Difference between revisions of "2020 AMC 8 Problems/Problem 7"

Revision as of 20:22, 8 January 2022

Problem

How many integers between $2020$ and $2400$ have four distinct digits arranged in increasing order? (For example, $2347$ is one integer.)

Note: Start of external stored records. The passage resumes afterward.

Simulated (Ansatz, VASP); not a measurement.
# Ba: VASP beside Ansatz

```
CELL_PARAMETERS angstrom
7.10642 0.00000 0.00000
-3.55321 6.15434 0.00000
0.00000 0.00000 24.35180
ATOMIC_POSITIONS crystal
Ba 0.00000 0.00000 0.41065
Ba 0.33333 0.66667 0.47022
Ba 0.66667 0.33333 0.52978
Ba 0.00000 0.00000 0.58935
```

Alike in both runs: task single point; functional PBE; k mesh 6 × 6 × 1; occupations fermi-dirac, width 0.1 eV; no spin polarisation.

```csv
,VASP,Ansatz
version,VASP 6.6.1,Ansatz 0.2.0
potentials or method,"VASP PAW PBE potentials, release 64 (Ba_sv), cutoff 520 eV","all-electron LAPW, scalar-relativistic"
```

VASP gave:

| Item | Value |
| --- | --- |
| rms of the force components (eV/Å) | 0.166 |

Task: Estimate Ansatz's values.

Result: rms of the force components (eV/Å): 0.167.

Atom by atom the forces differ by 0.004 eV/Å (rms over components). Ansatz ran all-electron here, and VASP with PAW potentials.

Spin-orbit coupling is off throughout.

$\textbf{(A) }\text{9} \qquad \textbf{(B) }\text{10} \qquad \textbf{(C) }\text{15} \qquad \textbf{(D) }\text{21}\qquad \textbf{(E) }\text{28}$

Solution 1

Firstly, observe that the second digit of such a number cannot be $1$ or $2$ , because the digits must be distinct and increasing. The second digit also cannot be $4$ as the number must be less than $2400$ , so it must be $3$ . It remains to choose the latter two digits, which must be $2$ distinct digits from $\left\{4,5,6,7,8,9\right\}$ . That can be done in $\binom{6}{2} = \frac{6 \cdot 5}{2 \cdot 1} = 15$ ways; there is then only $1$ way to order the digits, namely in increasing order. This means the answer is $\boxed{\textbf{(C) }15}$ .

Solution 2 (without using the "choose" function)

As in Solution 1, we find that the first two digits must be $23$ , and the third digit must be at least $4$ . If it is $4$ , then there are $5$ choices for the last digit, namely $5$ , $6$ , $7$ , $8$ , or $9$ . Similarly, if the third digit is $5$ , there are $4$ choices for the last digit, namely $6$ , $7$ , $8$ , and $9$ ; if $6$ , there are $3$ choices; if $7$ , there are $2$ choices; and if $8$ , there is $1$ choice. It follows that the total number of such integers is $5+4+3+2+1=\boxed{\textbf{(C) }15}$ .

Video Solution by WhyMath

https://youtu.be/FjmBtgrGfCs

~savannahsolver

Video Solution

https://youtu.be/61c1MR9tne8 ~ The Learning Royal

Video Solution by Interstigation

https://youtu.be/YnwkBZTv5Fw?t=251

~Interstigation

@@ Line 16: / Line 16: @@
 ==Video Solution==
-https://youtu.be/61c1MR9tne8
+https://youtu.be/61c1MR9tne8 ~ The Learning Royal
 ==Video Solution by Interstigation==

2020 AMC 8 (Problems • Answer Key • Resources)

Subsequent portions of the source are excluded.